The debate about a sustainable population for Australia only makes sense if it involves all Australians - as citizens, as producers, and as consumers. So the debate has to make sure everyone feels they have a stake and their input is respected; not only the middle aged, middle class, male and generally White people who dominated Dick Smith’s “population puzzle” on the ABC last week, and were barely leavened in the Q&A studio audience by Suvendrini Perera (Curtin University academic and Fairfax OpEd writer) on the panel, and Tanveer Ahmed and his dad on the floor.
Unfortunately the arguments of people like Dick Smith, while apparently well-intentioned, may well have racist effects. Immigration levels can be an issue for many people as part of the wider debate about population, but the legitimate presence of generations of immigrants and their children should not be. If immigrants are made to feel somehow they are the cause of problems other Australians face, this sets up a very dangerous basis for the debate.
Our current “national conversations” about migration and the rather different set of issues raised by asylum seekers, has not been helped when public opinion leaders such as politicians give license to prejudice by making anti-immigrant speech somehow OK. Both the major parties have taken short-term advantage of the attention that fear and hate foster. Whether it is “hearing peoples’ concerns about asylum seekers” or “the best Australians are locally born not immigrants” there is a fairly obvious message to those who wish to hear it that immigrants are have less value or legitimacy than other Australians. With asylum seekers now universally and so wrongly labeled as “illegal immigrants” the situation can only deteriorate. And that’s unsustainable!
Multiculturalism and sustainability
So let’s talk about multiculturalism as the basis for a sustainable population, and why its principles have to be part of any useful debate on sustainability - of people, of lifestyle, of environment, of employment, of economy and of the future. Everyone has to have buy-in to the debate if they are expected to own the outcomes. Non-Anglo Australians cannot be marginalised (as the government may already have done by placing only one “person of colour” Fairfax columnist Waleed Aly on only one its three advisory bodies on population) and then be expected to feel committed to the outcome of the process; after all, it’s their extended families that are one of the targets for the reduction in immigration. It’s their relatives in refugee camps who’ll be kept out or turned back; it’s often their expectations that are thwarted by rapidly changing immigration rules; and they’ve been the targets of racist attacks.
Their family consumption patterns will need to change just as much as anyone else’s, and they’ll need and want to know why. Their kids will need the training and support, and their older people the care and geriatic services. In the latter case non-Anglos made up 40 per cent of the over 70-year-olds at the 2006 Census, and could be creeping up to half-way for the 2011 Census.

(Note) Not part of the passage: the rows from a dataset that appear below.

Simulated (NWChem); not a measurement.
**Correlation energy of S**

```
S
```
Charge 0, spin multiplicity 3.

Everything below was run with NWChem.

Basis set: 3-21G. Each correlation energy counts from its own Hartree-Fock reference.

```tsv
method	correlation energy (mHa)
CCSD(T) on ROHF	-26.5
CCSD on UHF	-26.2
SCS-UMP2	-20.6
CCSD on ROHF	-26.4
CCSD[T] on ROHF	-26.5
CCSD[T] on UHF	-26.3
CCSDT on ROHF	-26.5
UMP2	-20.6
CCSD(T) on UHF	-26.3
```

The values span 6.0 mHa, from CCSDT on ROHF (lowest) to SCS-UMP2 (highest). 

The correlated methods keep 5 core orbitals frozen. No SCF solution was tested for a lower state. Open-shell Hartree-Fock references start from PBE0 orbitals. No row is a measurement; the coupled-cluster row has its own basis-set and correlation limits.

Cultural diversity already contributes a critical component to our productive wealth and our community services. Whether we are talking health or the service sector or education or industry, turn off the tap on immigrants and you don’t just reduce demand, you reduce skill supply as well. A good way of turning off the tap is to make potential immigrants we do want and need, feel they’d be better off somewhere, almost anywhere, else. One of the most challenging areas for government and opposition is thus their level of recognition of these issues, and the policy settings that result from this awareness (or lack of it).
Politics, policies and cultural diversity
If we take the largest Commonwealth spending areas and the places where new ideas or recycled old ones have been most evident, cultural diversity hangs well below the radar. It may well be that both the ALP and the Opposition believe that most non-Anglo people are working class and rusted on to Labor; they therefore require no feeding for the ALP, and will be immune to any seduction by the Coalition.
Indeed studies by Melbourne social scientists Bob Birrell and Katherine Betts indicate that in the darkest days of the Howard ascendancy, Labor had two core groups holding it up - inner-city trendies and working class non-Anglo immigrants. That of course may have changed - with so many immigrants in the past decade the immigrant constituency is more diverse, in part far wealthier, and more politically astute than in the past.
The loss of Bennelong in 2007 was caused by the desertion of more conservative Asian voters who turned to Labor; Howard has been working hard in the region to try to lure them back to what the Liberals hope is their “natural” home. The gains in Queensland were from upwardly aspirational skilled workers, some of whom were earlier immigrants or their children, but not a group excited by multiculturalism. Indeed most of the people who really like multiculturalism may have already made their move across to the Greens.
Given there is no single “ethnic” or immigrant constituency, what are the issues that affect immigrants and ethnic minorities more dramatically than other segments of contemporary Australia? In simple terms they are those that relate to age group (older people, youth), language and communication, occupation and employment, extended family relations and human rights (often in quite complex ways). For some groups there’s also an interest in competitive leverage on influencing Australia’s foreign policies (e.g. Muslims v Jews over policy in the Middle East - and yes, they are religious groups but they act as ethnic lobbies).
Let’s recall that in 1989 the Office of Multicultural Affairs was in PM Hawke’s portfolio, and the ALP won an election asserting the value of the concept and the importance of productive diversity. Two decades on, and we have to search under rocks to find either major party saying anything of any interest.
The missing link
Neither of the major parties has a policy perspective that identifies or addresses cultural diversity as a dimension of policy planning or implementation. Neither treats racism as the social poison it is.
A generation ago the Office of Multicultural Affairs played a key role in understanding social change and advising on policy to both Fraser and Hawke, while the government had independent research advice from the Bureau of Immigration, Multicultural and Population Research. Policy across the board, from policing to poverty alleviation, from aged care to adolescent crises response, from child care to curriculum development, was instructed by evidence and policy debate that added to the stock of social knowledge. With the destruction of these agencies we have had 15 years of policy made on the basis of hunch, prejudice and hysteria. Not good enough, and not the way we should be going in the next generation.
We need a national office that focuses on cultural diversity issues high up the hierarchy of government, and a strong independent research base. Sadly for Australia’s future, which would benefit from effective social inclusion, positive community relations and good social and cultural planning, neither of the main contestants has placed those initiatives on the agenda.